Expect to know better when you know more

A seemingly trivial result, that I haven’t seen posted anywhere in this form, that I could find. It simply shows that we expect evidence to increase the posterior probability of the true hypothesis.

Let H be the true hypothesis/​model/​environment/​distribution, and ~H its negation. Let e be evidence we receive, taking values e1, e2, … en. Let pi=P(e=ei|H) and qi=P(E=ei|~H).

The expected posterior weighting of H, P(e|H), is Σpipi while the expected posterior weighting of ~H, P(e|~H), is Σqipi. Then since the pi and qi both sum to 1, Cauchy–Schwarz implies that

  • E(P(e|H)) ≥ E(P(e|~H)).

Thus, in expectation, the probability of the evidence given the true hypothesis, is higher than or equal to the probability of the evidence given its negation.

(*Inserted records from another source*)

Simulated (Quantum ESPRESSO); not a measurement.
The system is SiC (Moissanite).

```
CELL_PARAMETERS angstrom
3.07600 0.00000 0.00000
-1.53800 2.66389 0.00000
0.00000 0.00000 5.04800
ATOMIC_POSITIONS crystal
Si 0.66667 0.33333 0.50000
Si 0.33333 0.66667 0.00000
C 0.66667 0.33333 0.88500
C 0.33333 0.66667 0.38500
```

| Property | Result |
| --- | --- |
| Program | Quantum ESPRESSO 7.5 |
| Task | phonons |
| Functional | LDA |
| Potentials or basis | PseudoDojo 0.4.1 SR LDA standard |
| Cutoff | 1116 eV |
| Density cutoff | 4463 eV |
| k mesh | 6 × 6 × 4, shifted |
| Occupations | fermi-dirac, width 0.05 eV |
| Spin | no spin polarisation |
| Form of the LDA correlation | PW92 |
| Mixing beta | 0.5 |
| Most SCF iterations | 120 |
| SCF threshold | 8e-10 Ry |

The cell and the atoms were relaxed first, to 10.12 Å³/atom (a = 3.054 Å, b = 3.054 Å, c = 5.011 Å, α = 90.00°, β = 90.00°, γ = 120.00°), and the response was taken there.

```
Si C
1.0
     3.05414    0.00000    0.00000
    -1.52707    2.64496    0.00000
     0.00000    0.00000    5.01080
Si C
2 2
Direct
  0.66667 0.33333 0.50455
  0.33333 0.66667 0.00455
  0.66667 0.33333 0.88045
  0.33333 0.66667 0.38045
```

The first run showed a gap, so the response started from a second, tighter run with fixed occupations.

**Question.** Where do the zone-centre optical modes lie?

This, however, doesn’t mean that the Bayes factor—P(e|H)/​P(e|~H) - must have expectation greater than one, since ratios of expectation are not the same as expectations of ratio. The Bayes factor given e=ei is (pi/​qi). Thus the expected Bayes factor is Σ(pi/​qi)pi. The negative logarithm is a convex function; hence by Jensen’s inequality, -log[E(P(e|H)/​P(e|~H))] ≤ -E[log(P(e|H)/​P(e|~H))]. That last expectation is Σ(log(pi/​qi))pi. This is the Kullback–Leibler divergence of P(e|~H) from P(e|H), and hence is non-negative. Thus log[E(P(e|H)/​P(e|~H))] ≥ 0, and hence

  • E(P(e|H)/​P(e|~H)) ≥ 1.

Thus, in expectation, the Bayes factor, for the true hypothesis versus its negation, is greater than or equal to one.

Note that this is not true for the inverse. Indeed E(P(e|~H)/​P(e|H)) = Σ(qi/​pi)pi = Σqi = 1.

In the preceding proofs, ~H played no specific role, and hence

  • For all K, E(P(e|H)) ≥ E(P(e|K)) and E(P(e|H)/​P(e|K)) ≥ 1 (and E(P(e|K)/​P(e|H)) = 1).

Thus, in expectation, the probability of the true hypothesis versus anything, is greater or equal in both absolute value and ratio.

Now we can turn to the posterior probability P(H|e). For e=ei, this is P(H)*P(e=ei|H)/​P(e=ei). We can compute the expectation of P(e|H)/​P(e) as above, using the non-negative Kullback–Leibler divergence of P(e) from P(e|H), and thus showing it has an expectation greater than or equal to 1. Hence:

  • E(P(H|e)) ≥ P(H).

Thus, in expectation, the posterior probability of the true hypothesis is greater than or equal to its prior probability.